Academic Year 2023-2024

DATA SCIENCE PRINCIPLES AND LABORATORY

Teachers

Eddy Maddalena
Francesca Da Ros
Course Year
1
Unit Credits
6
Teaching Period
Second Period
Course Type
Characterizing
Prerequisites. Basics in programming and descriptive statistics.
Teaching Methods. The course is a sequence of teaching units. Each teaching unit has three components:

1. a brief explanation;

2. an exercise to be solved;

3. the solution of the exercise.

Some challenges about specific use cases will be proposed.

The hours dedicated to carrying out the exercises and challenges correspond to about 12 hours of laboratory work.

The course ends with the final exam.

Verification of Learning. At the end of the course, the students must take the exam, composed of an oral presentation of an individual project and some questions about the course contents. The project consist of a significant data science challenge performed on a dataset chosen by the student. Each student must work on the project individually using the methods, languages and software tools discussed during the course. The final score considers the student’s knowledge and the quality of the projects and their presentations. The presentation is public, and students are invited to attend their colleagues’ presentations.
Objectives
In this course you will learn how to organize, transform, analyse and visualize small and big data, as well as how to effectively communicate the outcomes of the workflow.
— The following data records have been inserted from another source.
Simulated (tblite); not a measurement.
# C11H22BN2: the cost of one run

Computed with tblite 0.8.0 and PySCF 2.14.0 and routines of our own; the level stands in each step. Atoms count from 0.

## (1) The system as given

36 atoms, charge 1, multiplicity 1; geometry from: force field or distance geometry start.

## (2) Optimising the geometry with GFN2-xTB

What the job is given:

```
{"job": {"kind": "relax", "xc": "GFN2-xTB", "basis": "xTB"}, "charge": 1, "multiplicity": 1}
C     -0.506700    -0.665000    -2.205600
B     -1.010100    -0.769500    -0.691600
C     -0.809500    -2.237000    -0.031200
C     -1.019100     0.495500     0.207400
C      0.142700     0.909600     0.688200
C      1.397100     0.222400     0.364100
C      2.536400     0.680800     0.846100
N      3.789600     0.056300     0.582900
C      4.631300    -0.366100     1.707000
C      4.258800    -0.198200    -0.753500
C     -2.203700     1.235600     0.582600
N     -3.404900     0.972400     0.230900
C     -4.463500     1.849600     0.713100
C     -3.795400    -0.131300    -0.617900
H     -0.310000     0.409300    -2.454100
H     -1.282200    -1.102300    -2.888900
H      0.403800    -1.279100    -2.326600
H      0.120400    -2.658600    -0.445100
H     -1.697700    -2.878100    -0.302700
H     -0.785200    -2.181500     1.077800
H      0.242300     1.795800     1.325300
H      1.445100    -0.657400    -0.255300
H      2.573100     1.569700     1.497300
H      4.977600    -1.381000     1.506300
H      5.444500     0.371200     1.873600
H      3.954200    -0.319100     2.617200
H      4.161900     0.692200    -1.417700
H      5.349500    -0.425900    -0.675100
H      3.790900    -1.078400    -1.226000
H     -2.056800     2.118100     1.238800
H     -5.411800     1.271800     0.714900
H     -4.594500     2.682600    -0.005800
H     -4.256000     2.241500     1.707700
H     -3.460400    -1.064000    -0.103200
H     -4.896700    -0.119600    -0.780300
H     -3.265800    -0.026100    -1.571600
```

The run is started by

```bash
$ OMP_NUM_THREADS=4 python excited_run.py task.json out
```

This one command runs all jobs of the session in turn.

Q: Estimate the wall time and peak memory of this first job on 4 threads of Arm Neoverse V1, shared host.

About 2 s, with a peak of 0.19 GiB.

Knowledge and understanding: the student must have acquired the necessary knowledge to import, tidy, transform, visualize, and model data as well as communicate the results of the analysis. The method will mainly focus on relational data, although semistructured as well as unstructured data will also be touched.

Applied knowledge and understanding: the student must have learned R and RStudio environment for data analysis and visualization, as well as R markdown language for communication of results of the analysis.

Making judgments: the student must be able to interpret the experimental results of the analysis and draw effective conclusions relevant to the domain of discourse.

Communication skills: the student must be able to communicate effectively the results of the analysis. This includes both analyst-to-analyst communication and analyst-to-decision-maker communication. Learning skills: the student must demonstrate that they have learned the ability to choose a sufficiently rich row data set, analyse the data to extract meaningful information, draw and communicate conclusions.

Contents
The course introduces the fundamental concepts of data science. After an introductory part, it focuses on the six phases of the data science workflow: import, normalize, transform, visualize, model, and communication. Each step is individually covered through examples. Then, the course covers typical data science applications, such as temporal series, natural language processing, and geographical data.
Texts
– Course’s slides

– Python Data Science Handbook. Jake VanderPlas. O’Reilly.

– Python for Data Analysis: Data Wrangling with Pandas, NumPy, and IPython (2nd Edition). William McKinney. O’Reilly.